But one day they arrived too late.

"Mrs. Acorn would not sell me a hot fudge sundae because she said it was too close to my dinnertime," White recalls. "How she knew when my dinnertime was I never knew."

White found other uses for his coins: attending matinees at the Fine Arts Theatre for $.10 plus $.01 tax.

"If it had turned to rain when we got out of the theatre, we'd call our mothers to pick us up and leave our bikes there," White said. "A week later, our bikes would still be there."

"We actually rode our bikes back then to get somewhere, not for exercise," remembered Mary Gail Gristina, whose grandfather lived in a house on lower Main Street that later housed Oscar's Food Shop and a photo store.

Gristina served on the 10-member committee that worked with Malloy for more than a year going through old telephone books and other records to identify 1960s-era shopowners.

Ed Van Gelder and his wife Inga moved to Westport in 1954 when it was still an "exurb" with fields and meadows devoted to farming.

They bought a 1760s home on Valley Road and had a recurring reminder of Westport's agricultural past: whenever he cut the grass at the 1.1-acre homestead the pungent smell of onions would emerge.

The Van Gelders found houses for sale in Westport at half the price of houses in Darien and were attracted to its collection of funky artists, bohemian writers and unconventional people where mixed marriages attracted no particular attention.

Alice Evans, who moved to Westport in 1960 and served as organist of the Saugatuck Congregational Church for 10 years, misses the country atmosphere that prevailed on Main Street when you could find "lovely, unusual things."

Larry Aasen, a history buff, was attracted to Westport's country pleasures and cheaper real estate prices "at the end of the commuter line" when he moved here with his family in 1963.

Aasen is still so enamored of Westport that he created a looseleaf book, "Westport 1963 - 2009," from a scrapbook he maintains.

The work is on sale at the Historical Society for $20, where 300 copies were sold in the first month.

"I filled orders from as far away as Florida," Aasen said, amazed at the thirst for a glimpse at Westport's past.

Mary Maynard, a writer who published "May Faraway Home" in 2001, recalled the Westport she knew when she moved here in 1958.

"It was pre-hippie times full of adventurous people and you could be who you were," she said.

Unwelcome changes she attributes to "Wall Street going wild in the 1980s and 1990s," have undermined Westport's charm, such as the trend of building huge homes on tiny lots, in her  view.

"That makes me cry," she said.

With a twinkle in her eye, Maynard chose to be photographed for this article standing next to a photograph on display at the Historical Society of a modern home she found to be respectful of the environment - the house was built to enclose a tree in its interior to avoid felling it.

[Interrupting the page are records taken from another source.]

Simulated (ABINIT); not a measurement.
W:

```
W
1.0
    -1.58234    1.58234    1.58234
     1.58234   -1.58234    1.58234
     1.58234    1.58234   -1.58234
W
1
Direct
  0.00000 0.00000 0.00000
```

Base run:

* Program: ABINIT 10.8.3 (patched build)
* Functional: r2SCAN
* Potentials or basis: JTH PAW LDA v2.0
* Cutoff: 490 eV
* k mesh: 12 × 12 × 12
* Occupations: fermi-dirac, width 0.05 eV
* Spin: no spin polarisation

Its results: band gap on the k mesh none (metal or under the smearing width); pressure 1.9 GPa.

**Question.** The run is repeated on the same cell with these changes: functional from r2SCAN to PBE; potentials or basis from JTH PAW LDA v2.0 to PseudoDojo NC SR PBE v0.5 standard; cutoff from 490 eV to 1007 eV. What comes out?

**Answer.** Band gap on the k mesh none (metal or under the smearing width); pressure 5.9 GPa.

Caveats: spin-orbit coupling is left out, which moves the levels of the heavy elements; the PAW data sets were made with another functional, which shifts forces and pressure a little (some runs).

Nonagenarian Rabut arrived at the exhibition following a two-mile hike at Compo Beach with her buddy of many decades, Laura Radcliffe.

All told, Rabut said, "Everything seems to have fallen into place here."

Westport's public schools nurtured her children's musical gifts - three are music industry professionals - and she is cultivating her conversational French skills at the Senior Center.